This guide explains OAC meetings, participants, agenda items, and how to transform these meetings into more dynamic decision-making processes using a visual-first workflow.

Key Takeaways

  • OAC definition: The acronym “OAC” refers to “Owner-Architect-Contractor,” following the principle of the three main parties involved in the periodic discussions of the progress of construction projects.
  • The OAC meeting provides a perfect platform to discuss the logistics of the jobsite, change orders, and RFI in a collaborative process involving all parties concerned.
  • Collaboration, preparation, and transparency are among the key elements that should be considered in order for the discussion to be effective.
  • Weekly or even bi-weekly meetings can be held, although the number of such meetings is also determined by the number of matters to be discussed.
  • Construction management software provides considerable help in preparing and conducting meetings and managing actions until their completion.

What is an OAC?

OAC stands for Owner, Architect, and Contractor; the three core parties whose input governs major construction decisions.

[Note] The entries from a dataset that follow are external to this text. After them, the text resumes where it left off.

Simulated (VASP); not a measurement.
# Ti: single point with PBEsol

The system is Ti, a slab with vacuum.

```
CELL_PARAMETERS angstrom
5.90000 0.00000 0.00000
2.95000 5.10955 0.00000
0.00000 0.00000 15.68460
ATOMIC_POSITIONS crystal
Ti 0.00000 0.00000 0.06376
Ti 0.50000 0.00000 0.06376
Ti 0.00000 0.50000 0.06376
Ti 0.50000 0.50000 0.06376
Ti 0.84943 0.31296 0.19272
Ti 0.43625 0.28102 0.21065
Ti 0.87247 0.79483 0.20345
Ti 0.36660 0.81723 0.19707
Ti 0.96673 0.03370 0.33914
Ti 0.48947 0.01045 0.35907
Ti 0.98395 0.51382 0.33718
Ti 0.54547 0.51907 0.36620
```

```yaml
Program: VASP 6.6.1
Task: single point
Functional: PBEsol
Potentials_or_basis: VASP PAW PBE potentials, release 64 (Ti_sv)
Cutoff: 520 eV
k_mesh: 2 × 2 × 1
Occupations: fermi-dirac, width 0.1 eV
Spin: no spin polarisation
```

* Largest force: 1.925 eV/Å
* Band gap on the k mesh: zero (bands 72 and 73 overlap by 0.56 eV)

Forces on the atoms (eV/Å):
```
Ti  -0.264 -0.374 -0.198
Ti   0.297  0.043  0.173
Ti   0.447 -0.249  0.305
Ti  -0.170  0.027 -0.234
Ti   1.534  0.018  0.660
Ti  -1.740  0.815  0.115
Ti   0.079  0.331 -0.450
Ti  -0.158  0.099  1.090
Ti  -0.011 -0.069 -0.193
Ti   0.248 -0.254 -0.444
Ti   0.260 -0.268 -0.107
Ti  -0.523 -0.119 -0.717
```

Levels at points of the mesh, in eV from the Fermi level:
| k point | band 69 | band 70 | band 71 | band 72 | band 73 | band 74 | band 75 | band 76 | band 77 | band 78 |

  • Owners: The client or owner must also attend the meeting because the owner’s contribution is needed when it comes to deciding on budgets, scope, and design of the project.
  • Architects: Engineers and architects do not take part in the discussion passively once they approve the drawings. The presence of engineers and architects is crucial in order to clarify any RFIs, to clear up the design questions, and ensure the outcome of the project meets their expectations.
  • Contractors: The project general contractor is responsible for doing routine work and reporting to other project managers the possible problems they may encounter while working on the project. Contractors typically conduct the meeting.

What Is an OAC Meeting?

The OAC meeting is a well-organized, regularly scheduled event where the three key parties involved in any construction project come together to discuss their progress, iron out any difficulties, and reach decisions that help the project move forward smoothly without delay or budget overruns.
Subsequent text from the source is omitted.